Getting over the word(les)
Thanks to the Federal Truth in Lending Act, or TILA, issuers include in their credit card agreements what's known as a Schumer Box -- an easy-to-read summary that lists long-term rates in at least 18-point type and key disclosures in 12-point type. This box is a great place to start when trying to cost out a particular card, but you still need to read all the fine print below it.

After doing so, "if you have any questions, you have to call the issuer and ask" for clarification, Harzog says.

Ask about any opt-out provisions you are interested in taking advantage of. And feel free to contact an issuer if you find something in a credit card agreement that seems particularly egregious ... even if you are choosing to forgo the offer.
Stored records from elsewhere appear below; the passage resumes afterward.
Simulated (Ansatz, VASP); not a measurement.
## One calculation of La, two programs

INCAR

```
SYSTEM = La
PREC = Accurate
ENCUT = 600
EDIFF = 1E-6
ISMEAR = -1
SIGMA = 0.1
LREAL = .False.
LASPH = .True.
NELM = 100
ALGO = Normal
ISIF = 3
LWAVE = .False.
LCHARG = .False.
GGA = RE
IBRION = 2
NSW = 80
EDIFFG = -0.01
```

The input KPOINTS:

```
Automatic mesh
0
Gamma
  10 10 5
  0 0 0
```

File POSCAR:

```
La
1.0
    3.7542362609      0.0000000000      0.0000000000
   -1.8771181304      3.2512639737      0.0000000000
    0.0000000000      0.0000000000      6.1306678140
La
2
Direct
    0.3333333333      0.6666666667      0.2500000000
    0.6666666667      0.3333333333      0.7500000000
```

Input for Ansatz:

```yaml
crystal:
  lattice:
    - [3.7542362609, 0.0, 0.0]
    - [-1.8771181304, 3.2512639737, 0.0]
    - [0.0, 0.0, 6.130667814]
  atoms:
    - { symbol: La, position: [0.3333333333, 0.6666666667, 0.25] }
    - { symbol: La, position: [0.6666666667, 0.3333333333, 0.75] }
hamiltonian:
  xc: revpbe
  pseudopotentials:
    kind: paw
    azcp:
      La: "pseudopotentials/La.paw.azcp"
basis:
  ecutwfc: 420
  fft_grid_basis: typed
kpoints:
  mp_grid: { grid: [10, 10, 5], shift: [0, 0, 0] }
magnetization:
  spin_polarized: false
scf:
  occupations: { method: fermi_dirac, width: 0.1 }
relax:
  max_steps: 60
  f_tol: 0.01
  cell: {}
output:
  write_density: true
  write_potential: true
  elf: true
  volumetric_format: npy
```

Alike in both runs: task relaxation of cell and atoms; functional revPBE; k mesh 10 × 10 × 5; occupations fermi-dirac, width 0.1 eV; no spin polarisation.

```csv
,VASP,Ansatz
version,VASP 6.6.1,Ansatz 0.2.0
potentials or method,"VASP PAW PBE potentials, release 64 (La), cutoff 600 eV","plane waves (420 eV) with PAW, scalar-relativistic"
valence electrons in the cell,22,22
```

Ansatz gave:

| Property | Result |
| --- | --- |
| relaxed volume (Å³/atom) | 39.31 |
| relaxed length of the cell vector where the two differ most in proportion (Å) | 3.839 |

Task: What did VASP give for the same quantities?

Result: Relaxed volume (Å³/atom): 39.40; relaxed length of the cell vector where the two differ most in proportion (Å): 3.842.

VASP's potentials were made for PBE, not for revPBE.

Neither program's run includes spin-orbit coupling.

"It would be great if people sent an email" to say they were offended by certain line items, says Paul Bland, executive director at Public Justice. He cites General Mills' attempt in April 2014 to change the legal terms of its privacy policy so that anyone who interacted with the company online would be forced into arbitration. Following an article in The New York Times on the move and a subsequent consumer uprising, General Mills scrapped the arbitration clause and issued a public apology.

If there were similar backlash over any unsavory provisions tucked into the fine print of issuers' card agreements, "they would fix it," Bland says. 

Still, Feddis suggests consumers aren't as bothered by the fine print as consumer advocates believe. "They have confidence in the system," she says.